This issue arose when the question of jurisdiction came before the High Court by way of an application under s.32 of the Arbitration Act 1996 with Endesa arguing that the English court was issue estopped from confirming the arbitral tribunal's jurisdiction.

Mrs Justice Gloster accepted that, in light of The Front Comor, the Spanish judgment was a judgment within the scope of the regulation, but nonetheless held that she was not required to recognise and give effect to it. She held that she was not bound to do so because the application before her was concerned with arbitration and was therefore outside the scope of the Judgments Regulation. Further, she held that, if she was wrong on that point, she was not bound to recognise the Spanish Judgment because to do so would be contrary to public policy.

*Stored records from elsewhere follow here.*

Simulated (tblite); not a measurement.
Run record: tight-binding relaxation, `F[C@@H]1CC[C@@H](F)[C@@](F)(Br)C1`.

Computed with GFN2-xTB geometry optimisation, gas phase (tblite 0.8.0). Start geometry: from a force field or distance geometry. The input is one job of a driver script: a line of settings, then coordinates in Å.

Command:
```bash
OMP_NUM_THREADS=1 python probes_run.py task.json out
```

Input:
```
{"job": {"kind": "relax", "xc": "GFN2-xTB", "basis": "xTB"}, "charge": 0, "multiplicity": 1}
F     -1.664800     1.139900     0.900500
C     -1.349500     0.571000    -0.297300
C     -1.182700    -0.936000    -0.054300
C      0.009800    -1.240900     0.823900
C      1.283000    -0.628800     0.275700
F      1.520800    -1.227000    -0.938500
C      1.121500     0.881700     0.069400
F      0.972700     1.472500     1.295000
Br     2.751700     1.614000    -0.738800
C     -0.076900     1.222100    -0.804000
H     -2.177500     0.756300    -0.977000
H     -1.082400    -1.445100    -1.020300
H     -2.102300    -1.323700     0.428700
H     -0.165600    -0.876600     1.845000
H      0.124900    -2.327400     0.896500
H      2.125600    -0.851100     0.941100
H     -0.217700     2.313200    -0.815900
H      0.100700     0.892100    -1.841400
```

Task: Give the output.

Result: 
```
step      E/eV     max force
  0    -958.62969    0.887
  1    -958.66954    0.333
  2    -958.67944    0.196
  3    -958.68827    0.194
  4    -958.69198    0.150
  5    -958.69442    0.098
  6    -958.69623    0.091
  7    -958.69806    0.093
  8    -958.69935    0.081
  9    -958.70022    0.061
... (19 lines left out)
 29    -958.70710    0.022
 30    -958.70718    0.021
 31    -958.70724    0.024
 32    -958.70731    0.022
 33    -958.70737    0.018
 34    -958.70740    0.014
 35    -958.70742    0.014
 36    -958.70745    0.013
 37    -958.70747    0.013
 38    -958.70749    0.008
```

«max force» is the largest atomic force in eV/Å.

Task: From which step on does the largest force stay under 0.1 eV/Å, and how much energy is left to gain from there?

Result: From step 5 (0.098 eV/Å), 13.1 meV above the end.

This decision was welcomed by academics and practitioners alike as representing a sensible approach to the poorly reasoned judgment of the ECJ in The Front Comor, which served to protect the efficacy of arbitration (see Briggs & Rees, Civil Jurisdiction and Judgments, 5th Ed. at page 7.08 and also Professor Brigg's contribution to the British Yearbook of International Law, Vol 80 (2009)).

However, and, it is submitted, unfortunately, it was comprehensively overturned on appeal. A tribunal consisting of Lord Justices Waller, Moore-Bick and Carnwath upheld Mrs Justice Gloster's finding that the judgment of the Spanish court was a judgment within the scope of the Judgments Regulation but held that she had been wrong to refuse to recognise the judgment on the basis that the proceedings in which she was asked to do so were outside the scope of the regulation. They found that if a judgment emanates from proceedings which fall within the scope of the regulation, it must be recognised in all English proceedings, irrespective of the subject matter of those proceedings.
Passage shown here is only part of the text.